A group of First Union Corp. employees sued the company yesterday, accusing the giant bank of using its 401(k) retirement plan as a marketing device for its money-management services and charging the plan excessive fees.
The suit, filed in U.S. District Court in Richmond, seeks class-action status and asks for $300 million in damages on behalf of 100,000 First Union workers and retirees.
It alleges, in essence, that First Union placed its own corporate interests ahead of those of workers and retirees when managing the 401(k) plan, thus violating the 1974 Employee Retirement Income Security Act and other federal laws.
First Union, in a statement, said the company has administered the plan "for the benefit of participants."
"Our plan provides participants with a broad range of investment options, which are prudently and appropriately selected," the bank said. "First Union will vigorously defend this suit."
According to the complaint, the bank required its employees to invest only in mutual funds operated by a subsidiary of the bank. The performance of these funds was "mediocre" and the fees were high, but the presence of the large number of employees and the substantial amount of money they had invested were useful marketing tools for the company when it sought to sell its 401(k) management services to other firms, the suit said.
Because of this "self-dealing" relationship, alternative investments and fee waivers, often offered to outside clients, were not available to First Union workers, the suit said.
"Indeed, First Union treats total strangers--i.e., its third-party client 401(k) plans--better than it does its own employees," the suit said.
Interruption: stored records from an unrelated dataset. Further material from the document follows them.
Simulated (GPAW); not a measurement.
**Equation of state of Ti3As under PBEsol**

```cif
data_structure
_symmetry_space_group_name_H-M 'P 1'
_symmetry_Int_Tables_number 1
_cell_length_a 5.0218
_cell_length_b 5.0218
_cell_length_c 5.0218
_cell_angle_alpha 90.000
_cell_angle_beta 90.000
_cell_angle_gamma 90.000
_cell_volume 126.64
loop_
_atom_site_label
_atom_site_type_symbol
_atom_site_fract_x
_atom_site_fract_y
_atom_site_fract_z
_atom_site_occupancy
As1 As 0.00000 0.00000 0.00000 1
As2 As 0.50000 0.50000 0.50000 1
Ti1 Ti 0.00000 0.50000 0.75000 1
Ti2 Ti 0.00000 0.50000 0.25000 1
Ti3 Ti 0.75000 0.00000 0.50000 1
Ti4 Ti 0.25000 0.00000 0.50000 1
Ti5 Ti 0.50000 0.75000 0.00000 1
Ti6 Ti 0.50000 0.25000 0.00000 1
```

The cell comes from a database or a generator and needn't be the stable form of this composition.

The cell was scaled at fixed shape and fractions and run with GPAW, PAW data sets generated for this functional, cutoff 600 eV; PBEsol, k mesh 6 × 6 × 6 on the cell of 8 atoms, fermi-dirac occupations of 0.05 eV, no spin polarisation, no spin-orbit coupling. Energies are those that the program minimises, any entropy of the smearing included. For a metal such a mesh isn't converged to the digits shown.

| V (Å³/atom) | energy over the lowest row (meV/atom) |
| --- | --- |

The plan has $3 billion in assets.
"This is a widespread practice of companies that have their own funds, offering nothing but their own funds to their own people but out in marketplace offering other" more attractive investments, said Eli Gottesdiener, of the D.C. law firm Sprenger & Lang, which is representing the First Union workers.
The suit is the second against First Union this year arising from its 401(k) plan. In May, a group of former employees of Signet Banking Corp., which was taken over by First Union, accused First Union of illegally shifting assets from Signet's 401(k) plan into its own mutual funds.
According to the latest complaint, First Union and its management subsidiaries:
Replaced mutual funds in the plan with others "not based on participants' needs" but so that the management firm could charge higher fees.
Gave the most direct responsibility for monitoring the management fund to an executive who had neither the knowledge nor the authority to do the job properly. In a deposition, this executive "did not even know the difference between the S&P 500 and the Fortune 500, and had no idea which one the plan's index fund tracked."
Used the 401(k) plan to try out services, such as record-keeping, they intended to sell to other clients. The suit says the strategy gave the management firm "the ability to experiment and learn daily 401(k) record-keeping on a plan whose account . . . it would never lose no matter what mistake it committed and no matter what excess costs it incurred for the plan."
Charged plan participants since 1993 $6.25 million in expenses "that they never should have had to pay . . . had the plan had an independent, competent fiduciary looking out for its interests."